Making money ain’t so tough

0
476

By Rachel Braeuer
Learn, and grow rich from opportunities on campus

Student orientation is probably one of the least useful things I’ve ever signed up for on campus. The only useful thing I took away from the experience was the clip-folio. I could have found my classes or figured out there was more than one bus loop by myself. You’ll quickly learn, as the rest of us inevitably have, that your current plans for funding yourself will never be enough.

Scholarships and bursaries sound terrifying. To be fair, having to depend on competitive sources of income is terrifying, but they’re more plentiful than you’d think. There’s a main list of scholarships on Student Information Central, but that only represents a very small portion of all the scholarships available to students. Your department will have its own list of relevant scholarships and bursaries available to your faculty specifically. All you need to apply for a scholarship or bursary is your relevant financial information. As daunting as it all may seem, think of it this way: if you spend eight hours two days in a row applying, those sixteen hours could potentially pay off with thousands of dollars. That’s more than you’ll make in two days at any part time job.

Ok, so maybe a scholarship or bursary isn’t for you. Or maybe you just didn’t manage to get one. I haven’t since first year; it’s why I have a job. Actually, it’s why I have four jobs, but I digress. Finding a solid part time job is harder than it seems. The further you get into your degree, the more relevant volunteer work becomes. SFU’s Career Centre (which isn’t your high school career centre with a haggard old teacher pining away for retirement, loaded with cliches and pamphlets instead of analytically sound advice) will tell you this. They can help you get a resume together that you won’t want to burn when you stumble upon it in the future, and you can sign up for workshops with leaders in the industries and sectors you’re hoping to find a job in. If all you can find is volunteer work, take it and run. If you do quality work for free, eventually someone will see your value and pay you to do that work. Your volunteer liaison is more likely to find you a position than some big box company’s pimply team lead, anyway.

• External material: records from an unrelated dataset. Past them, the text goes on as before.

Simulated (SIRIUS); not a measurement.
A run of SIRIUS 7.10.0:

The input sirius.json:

All of this self-starter, work-for-free business might seem daunting. Fear not, for the best is yet to come. The truth is there are a lot of real jobs on campus — jobs that pay well over minimum wage — people just don’t know about them. But they would if they checked their e-mail. Departmental forwards are obnoxious and plentiful. They get passed around so much the first 30 lines look like every good-luck-if-you-send-this-to-seven-people forwards your aunt is famous for. Scroll past that and you’re likely to find a student group or research cohort that needs people and understands a student schedule means fairly limited availability that changes three times a year with potentially no summer commitment.

Look, we can’t all pass the bar stool test, and even if we could we’re still no match for all of the fledgling actor/servers who are always available and better able to fake their way through lecherous drunk perverts and high maintenance assholes who counted six grains of rock salt on their flatbread when they clearly specified multiples of eight only. You can do better.